Eclipse Modelling Framework: Q&A With the Authors
This week at EclipseZone has been all about EMF, with the launch of the refcard, a review of the new EMF book and today we meet the four authors behind the second edition of the Eclipse Modelling Framework book.
The gang of four that wrote the book are Dave Steinberg, Frank Budinsky, Marcelo Paternstro and Ed Merks. I asked them each about the book and about the Eclipse Modelling Framework including their top tips for it's use.
Competition Time! DZone, together with the Eclipse Foundation, are happy to offer you the chance to win either the new edition of the EMF book or an Eclipse shirt. To be in with a chance of winning just tell us about your use of modelling, EMF or what you like about EMF. We will then randomly select a winner based on the entries received by 3 February, 2009.

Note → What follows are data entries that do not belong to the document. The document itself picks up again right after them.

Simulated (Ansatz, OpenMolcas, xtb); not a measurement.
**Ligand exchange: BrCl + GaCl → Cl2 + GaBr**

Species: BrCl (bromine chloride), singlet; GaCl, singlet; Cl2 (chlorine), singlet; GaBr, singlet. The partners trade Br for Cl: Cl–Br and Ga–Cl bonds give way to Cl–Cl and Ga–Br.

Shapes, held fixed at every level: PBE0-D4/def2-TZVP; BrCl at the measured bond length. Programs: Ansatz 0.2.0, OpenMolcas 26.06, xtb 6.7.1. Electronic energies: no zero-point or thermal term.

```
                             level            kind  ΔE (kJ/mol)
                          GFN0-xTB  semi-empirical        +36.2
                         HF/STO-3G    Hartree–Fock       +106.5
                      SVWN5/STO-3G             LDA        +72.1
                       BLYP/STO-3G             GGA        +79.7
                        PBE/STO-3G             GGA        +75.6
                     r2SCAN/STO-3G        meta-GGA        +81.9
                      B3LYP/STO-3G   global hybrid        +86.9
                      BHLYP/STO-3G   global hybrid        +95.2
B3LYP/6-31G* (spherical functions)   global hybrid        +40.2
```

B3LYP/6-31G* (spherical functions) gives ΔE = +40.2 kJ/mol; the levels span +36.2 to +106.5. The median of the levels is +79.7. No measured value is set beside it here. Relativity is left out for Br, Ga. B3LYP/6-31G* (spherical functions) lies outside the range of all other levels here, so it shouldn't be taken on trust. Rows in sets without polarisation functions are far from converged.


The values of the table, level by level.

James Sugrue: Could you please introduce yourselves?
Ed Merks: My name is Ed Merks. I'm the lead for the EMF project and the co-lead for the top-level Eclipse Modeling project. I work as a software consultant in partnership with itemis AG. I've been working on EMF since the very beginning.
Frank Budinsky: My name is Frank Budinsky. I'm a senior architect at IBM and a founding member of the EMF project at Eclipse. I've been involved in framework and generator design for many years, including as design lead for the EMF-based Tuscany Service Data Objects (SDO) project at Apache, and as co-chair of the SDO technical committee at OASIS.
Dave Steinberg: My name is Dave Steinberg. I'm a software developer at IBM and an EMF committer. I started working on EMF with Ed and Frank before it was open-sourced in 2002
Marcelo Paternostro: My name is Marcelo Paternostro. I've been an EMF committer since 2004 and a user for even longer. I am actually quite proud for being one of the first developers to adopt it, when it was still an internal component at IBM. Before joining the EMF team, I've worked on TPTP's first incarnation, Hyades, and on components for IBM's WebSphere Studio Application Developer, now Rational Application Developer (RAD).
James: This has been a long awaited book. Did you find the second edition difficult to write? Were there any particularly difficult sections?
Ed: The long waiting was the most difficult part because I only wrote a very small part of the content. Mostly I worked very hard on my delegation skills, i.e., I delegated the challenging task of writing the book to Marcelo and Dave.
Frank: The problem with writing a book about a fast moving technology is that one can easily fall into the trap of not writing quickly enough to keep up with the changes happening to the technology itself. The distance to the finish line never seems to change since there's always something new that has to be covered. We fell into that trap for a little while on this book but with a concerted push at the end, we managed to finally get it done. With Dave acting as lead author for this edition, there would be no compromise in the quality and completeness, just to get it done. I think the end result speaks for itself and was worth the wait.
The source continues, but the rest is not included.